Enter Imagination

 

Where does imagination enter into our work?

How do we learn to see new possibilities in the resources available to our congregation?

Who teaches us how to imagine our church life together?

What possibilities do they help us to see?

 

We think these are great questions for the beginning of a new year in the life of a church board. 

 

Here is an exercise to help you get started:

 

Place a piece of 6-foot rope in the middle of the table at your board meeting.

Ask first: how might this be used in the life of a church?

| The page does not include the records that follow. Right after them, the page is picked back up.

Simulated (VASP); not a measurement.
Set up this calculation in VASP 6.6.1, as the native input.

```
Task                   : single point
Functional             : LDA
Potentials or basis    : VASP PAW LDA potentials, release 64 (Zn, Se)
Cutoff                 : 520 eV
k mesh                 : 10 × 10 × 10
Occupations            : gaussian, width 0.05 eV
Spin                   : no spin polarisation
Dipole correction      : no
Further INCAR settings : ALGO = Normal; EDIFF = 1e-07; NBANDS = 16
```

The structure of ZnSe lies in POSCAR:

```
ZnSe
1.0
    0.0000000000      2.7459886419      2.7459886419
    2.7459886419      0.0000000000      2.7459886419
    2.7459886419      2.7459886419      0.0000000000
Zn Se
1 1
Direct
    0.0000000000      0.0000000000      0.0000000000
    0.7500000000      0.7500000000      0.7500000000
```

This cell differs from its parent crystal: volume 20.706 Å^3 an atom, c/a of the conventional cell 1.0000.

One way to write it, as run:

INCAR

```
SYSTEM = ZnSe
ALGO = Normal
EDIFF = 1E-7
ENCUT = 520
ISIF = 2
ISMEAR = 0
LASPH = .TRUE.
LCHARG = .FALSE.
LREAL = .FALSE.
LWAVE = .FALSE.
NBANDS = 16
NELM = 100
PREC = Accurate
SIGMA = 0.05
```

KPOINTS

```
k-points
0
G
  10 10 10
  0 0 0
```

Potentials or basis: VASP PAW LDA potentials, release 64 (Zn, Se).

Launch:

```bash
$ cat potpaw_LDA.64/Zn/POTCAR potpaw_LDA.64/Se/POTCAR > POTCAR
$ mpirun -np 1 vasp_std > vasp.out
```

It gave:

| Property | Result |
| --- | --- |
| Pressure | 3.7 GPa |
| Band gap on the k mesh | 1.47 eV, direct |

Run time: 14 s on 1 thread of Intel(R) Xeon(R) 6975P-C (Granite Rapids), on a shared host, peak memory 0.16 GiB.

Then ask:  What is the best use for this church, right now?

 

Next, read this poem together:

 

Voice – by Kory Wells

 

When she’d hand the rope to me,

she could’ve said, Here, jump

on out of my way—

 

I’ve got laundry to hang,

supper to cook, a shirt to mend,

this book I want to read.

 

She’d already taught me

Miz Mary Mac, those silver buttons,

all the other singsong rhymes.

 

Now she was teaching me

about metaphor, otherwise known as

pretend. She could’ve said, Here,

 

this is a snake—pretend 

it wants to bite you, but

she was not teaching me to fear.

 

She could’ve said, Here,

find someone to play tug-of-war,

but she was not teaching me

 

to require the presence

of others. She could’ve said,

Here, this is how you make

 

a noose, but she was not

teaching me violence

or hatred. No,

 

my mother handed me 

one end of that rope

secured in a stiff knot

 

and said, Here, 

this is a microphone.

What can you sing?

 

(“Voice,” by Kory Wells, from SUGAR FIX by Kory Wells – as heard and read on “The Slowdown” a podcast/daily email by Tracy K. Smith)

 

  • What is a figurative ‘rope’ for your church right now—something you might put to use in a variety of ways?
  • What are the range of possibilities you see in it?
  • What is its best use for your congregation right now?
  • How has your board, in the past, used a ‘rope’ to tie things up in ways that did not work so well?

 

Walter Brueggemann, among other scholars, has observed how God’s laws and precepts are given to us ‘to lead us to life.”  He points to Jewish tradition, noting that any interpretation of the law, no matter how exacting and accurate you think it is—if it does not lead to life, it is not an interpretation of God’s law.  Psalm 19 teaches us this way of seeing as well.

 

Psalm 19:7-10 

The law of the Lord is perfect,
    reviving the soul;
the decrees of the Lord are sure,
    making wise the simple;
the precepts of the Lord are right,
    rejoicing the heart;
the commandment of the Lord is clear,
    enlightening the eyes;
the fear of the Lord is pure,
    enduring forever;
the ordinances of the Lord are true
    and righteous altogether.
10 More to be desired are they than gold,
    even much fine gold;
sweeter also than honey,
    and drippings of the honeycomb.

 

  • What are the words used to describe God’s law here?
  • How do they make you feel?
  • How are they, like the rope, to be used in church life?